As Super Furry Animals settle into their second decade of recording and with it their status as veteran rockers, they're inevitably less surprising than they were at the outset of their career, when their music not only had an exhilarating rush, but there was a sense of impish glee, the sense that they were getting away with something that they shouldn't. That naturally has declined with the passage of time, yet with their seventh album, 2005's Love Kraft, SFA show signs of settling comfortably into their status as alt-rock veterans. Compared to the top-heavy, ponderous Rings Around the World and the trippy pop of Phantom Power, Love Kraft sounds warm and relaxed, lush and dreamy, with a strong, distinct sweet undercurrent to the music. Since Phantom producer Mario Caldato, Jr. has been brought back, it's not a great surprise that the album has a similar hazy vibe, but where that album seemed to drift away a little too often, Love Kraft floats in the air — perhaps it doesn't explore as much territory, but it canvasses its ground particularly well, creating a smooth, almost soulful spin on their signature prog-psych-pop sound. For the first time, each member of the group contributes a lead vocal, but it's a testament to the band's overriding vision that the album never sounds anything less than cohesive. If some of the songs seem to announce themselves in a grander fashion than others — "Zoom!" is an epic space-age opener, "Ohio Heat" has a wonderful spacy shimmer, and "Lazer Beam," the closest this record comes to an outright rocker, is as addictive as "Golden Retriever," as if Bacharach did psychedelic music — the songs that recede into the background are all strong and help tie the album together into an ideal late-night record, in all meanings of the term. Perhaps it's a little disappointing on some level that Love Kraft is merely a very good Super Furry Animals effort, with few surprises outside of its alluring sleekness, but this is another excellent album from a band that may no longer shock and surprise, yet always provides a rich, rewarding experience each time it releases a record.

Customer Reviews

Softly Psychedelic,

For some reason, some SFA fans have been dissing this latest release, perhaps because the raucous volume and in-your-face, electro-tinged psychedelic rock/pop has been turned down a bit--in fact, the album as a whole is decidedly mellow. But I'm here to tell you, this is one of their best releases (and I'm a long-time fan). The single "Lazer Beam" fully encompasses everything you need to know about SFA in one song--pop melodies, wacky sci-fi fantasy, Welsh folkiness, electronica flourishes, 70s guitar riffs. And their highly crafted sonic production and buckets of pop hooks remain intact throughout. It might take a listen or two, but it'll catch you soon enough.

SFA Today

"Love Kraft" threw me for a loop. I honestly didn't like how it was shaping up during my first listen, and I kept waiting for the little hook hit, (a "Do or Die", etc.) to bring me in. However, "Love Kraft" is a bit more smooth and even secretive sounding, ebbing and flowing rather than giving you the exciting jolt of a ready made SFA hit. On the other hand, it is, at times, more musically surprising than past albums. It took a few listens and then, as has happened to me with all SFA albums, I fell in love. "Cabin Fever" has gorgeous harmonies and even sounds a bit "Abbey Road"-esque to me, and "Cloud Berries" and "Frequency" are vibrant, building, and even rather epic sounding... Have a listen and be took awhile for the album to 'open up' for me, but when it does...
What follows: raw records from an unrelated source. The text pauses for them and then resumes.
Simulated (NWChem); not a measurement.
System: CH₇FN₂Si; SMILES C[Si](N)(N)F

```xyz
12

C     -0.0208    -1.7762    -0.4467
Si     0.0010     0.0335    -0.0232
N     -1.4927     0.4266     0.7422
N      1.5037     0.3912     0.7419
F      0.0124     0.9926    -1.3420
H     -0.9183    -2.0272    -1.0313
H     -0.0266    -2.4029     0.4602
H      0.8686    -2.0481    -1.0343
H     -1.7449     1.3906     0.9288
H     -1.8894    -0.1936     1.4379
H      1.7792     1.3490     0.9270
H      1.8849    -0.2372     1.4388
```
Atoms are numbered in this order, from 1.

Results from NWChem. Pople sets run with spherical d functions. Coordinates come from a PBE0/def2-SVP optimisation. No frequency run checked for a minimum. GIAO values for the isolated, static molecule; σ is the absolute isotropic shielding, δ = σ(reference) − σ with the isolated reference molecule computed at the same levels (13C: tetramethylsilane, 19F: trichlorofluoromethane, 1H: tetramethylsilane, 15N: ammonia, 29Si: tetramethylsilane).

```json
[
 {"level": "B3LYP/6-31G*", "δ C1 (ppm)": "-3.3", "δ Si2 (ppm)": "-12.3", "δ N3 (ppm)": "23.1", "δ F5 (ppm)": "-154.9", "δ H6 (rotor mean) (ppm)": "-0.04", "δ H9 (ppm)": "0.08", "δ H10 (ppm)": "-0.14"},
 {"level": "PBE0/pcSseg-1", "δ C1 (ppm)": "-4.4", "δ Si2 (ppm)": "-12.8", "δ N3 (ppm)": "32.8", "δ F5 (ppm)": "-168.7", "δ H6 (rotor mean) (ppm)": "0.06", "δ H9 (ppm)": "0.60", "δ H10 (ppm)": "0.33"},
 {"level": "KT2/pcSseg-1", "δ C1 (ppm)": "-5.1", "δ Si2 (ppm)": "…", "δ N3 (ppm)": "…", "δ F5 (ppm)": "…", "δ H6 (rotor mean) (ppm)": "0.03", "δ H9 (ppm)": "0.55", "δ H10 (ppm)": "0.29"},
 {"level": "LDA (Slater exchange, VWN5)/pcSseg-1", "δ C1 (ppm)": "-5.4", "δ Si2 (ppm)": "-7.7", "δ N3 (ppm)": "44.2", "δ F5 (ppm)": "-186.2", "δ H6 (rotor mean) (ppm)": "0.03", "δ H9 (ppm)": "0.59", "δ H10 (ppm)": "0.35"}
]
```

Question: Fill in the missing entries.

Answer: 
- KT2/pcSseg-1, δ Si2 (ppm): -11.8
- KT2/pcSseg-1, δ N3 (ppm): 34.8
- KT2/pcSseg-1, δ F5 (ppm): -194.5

An Amazingly Pleasant Surprise

As a first time listener of SFA, I was blown away. Lush arrangements, strange and wonderful lyrics (similar in whimsy at times to Frank Black), and fantastic melodies. What more could a music fan want? To all long time fans, why didn't you tell me about these guys? To those I read about not liking this as much as their older stuff, I say "huh"? I have no regrets having this album as my intro to the band. Quite frankly, I like when bands slow down a little bit and explore. Their apparently slower and more exploratory vibe on this album is what hooked me with SFA in the first place. I also love the new Supergrass "Road to Rouen" as well as their older stuff. If you are like me and just stumbling on this album by blind luck, buy it! I did and I'm not sorry. I am now backtracking through their older catalogue. It's fun to find a band five or six albums in and follow them in reverse.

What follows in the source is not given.